We investigate equations of the form *x*^{3} + *y*^{2} + b*x* + a = 0, where a and b are numbers. The solution space of an equation on this form is a curve in the *xy*-plane. See “What is Algebraic Geometry?” This curve has a certain shape, and we may wonder if other values of a and b give curves of the same shape. Instead of just trying arbitrary a’s and b’s and comparing the resulting curves, we use a theorem of algebraic geometry which says that the a and b values that give similar curves are a’s and b’s which themselves lie on a specific curve in the ab-plane.

Given an equation, for example, *x*^{3} – *y*^{2} = 0, we can plot all solutions to this equation to get the curve in Figure 1. The solutions (0,0), (1,1), and (1,-1) are marked as examples of points on the curve. All subsequent plots will be done on the same scale, but the numbers will be left out.

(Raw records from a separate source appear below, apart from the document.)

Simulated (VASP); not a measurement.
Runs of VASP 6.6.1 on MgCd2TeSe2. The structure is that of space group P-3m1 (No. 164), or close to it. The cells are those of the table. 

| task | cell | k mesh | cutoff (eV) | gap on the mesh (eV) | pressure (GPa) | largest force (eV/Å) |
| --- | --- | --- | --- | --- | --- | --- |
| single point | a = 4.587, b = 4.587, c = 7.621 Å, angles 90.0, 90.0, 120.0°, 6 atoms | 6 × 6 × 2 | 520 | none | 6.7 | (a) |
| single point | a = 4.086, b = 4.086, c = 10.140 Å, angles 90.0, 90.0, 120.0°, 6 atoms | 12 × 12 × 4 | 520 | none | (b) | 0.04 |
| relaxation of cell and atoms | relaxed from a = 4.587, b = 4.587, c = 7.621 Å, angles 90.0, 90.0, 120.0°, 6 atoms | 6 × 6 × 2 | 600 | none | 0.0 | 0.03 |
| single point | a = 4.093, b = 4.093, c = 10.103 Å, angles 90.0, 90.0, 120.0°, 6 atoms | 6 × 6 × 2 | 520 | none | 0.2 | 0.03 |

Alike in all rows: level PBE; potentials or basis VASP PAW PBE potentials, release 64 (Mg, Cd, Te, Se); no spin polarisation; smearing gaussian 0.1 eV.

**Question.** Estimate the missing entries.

Figure 1: The algebraic curve of f(*x*) = *x*^{3} – *y*^{2}

**Remark.** The reader who is familiar with complex numbers will see that we get complex solutions for negative *x*-values. Due to the obvious difficulty of drawing complex numbers, we restrict ourselves to drawing only real solutions.

The most important task in algebraic geometry is classification. That is, given a set of curves we want to group similar curves. We interpret “similar” to mean curves of the same shape. The Weierstrass family are curves given by equations of the form *x*^{3} – *y*^{2} + b*x* + a = 0, where a and b can vary. For example a = 0 and b = 0 gives *x*^{3} – *y*^{2} = 0 as in Figure 1. Let us choose some different values for a and b and see what the corresponding curves look like.

Figure 1 to 4 show curves of different shape in the Weierstrass family. Given a and b, we want to be able to determine what kind of curve they will produce. To do this we must introduce a new curve, the discriminant, which is given by an equation of a and b.

Figure 2, 3 and 4: a = sqrt(4/27), b = -1; a = b = -1; and a = 0, b = 1.

Figure 5: The discriminant.

The discriminant is defined as the solution to 27*a*^{2} + 4*b*^{3} = 0. See Figure 5. The points in the figure are the a and b values that give the equations defining the curves in figure 1, 2, 3, and 4. For example, the point (1,1) (*a* = 1 and *b* = 1) in Figure 5 gives the equation *x*^{3} + *y*^{2} + 1*x* + 1 = 0. We now have a curve which points correspond to curves in the Weierstrass family. If a curve crosses itself (Figure 2) or has an abrupt change (the (0,0) point in Figure 1 we say that the curve is singular. The curves in Figure 3 and 4 are non-singular. As these examples indicate, it is possible to show that curves with (*a*,*b*) values above the discriminant are of the form of Figure 3. Curves with (*a*,*b*) values under the discriminant are of the form of Figure 4 and curves with (*a*,*b*) values on the discriminant are of the form of Figure 2 apart from (0,0) which is Figure 1.

Further, it is possible to show that two non-singular curves defined by (a_{1},b_{1}) and (a_{2},b_{2}) are similar if and only if j(a_{1},b_{1}) = j(a_{2},b_{2}), the ‘j-function’ being defined as

j(*a*,*b*) = *b*^{3} / (27*a*^{2} + 4*b*^{3}).

As an arbitrary example, let us now see which *a*‘s and *b*‘s give j(*a*,*b*) = 1/8. The algebraic curve corresponding to

*b*^{3} / (27*a*^{2} + 4*b*^{3}) – 1/8 = 0.

The two arbitrary points on the curve in Figure 6 give the curves in Figure 7. It can be shown that every set of similar curves in the Weierstrass family are defined by points (a,b) lying on a curve, like the one in Figure 6. In this way, all similar curves in the Weierstrass family are classified.

Figure 6: Two arbitrary points.

Figure 7: The two curves that correspond to the two points in Figure 6.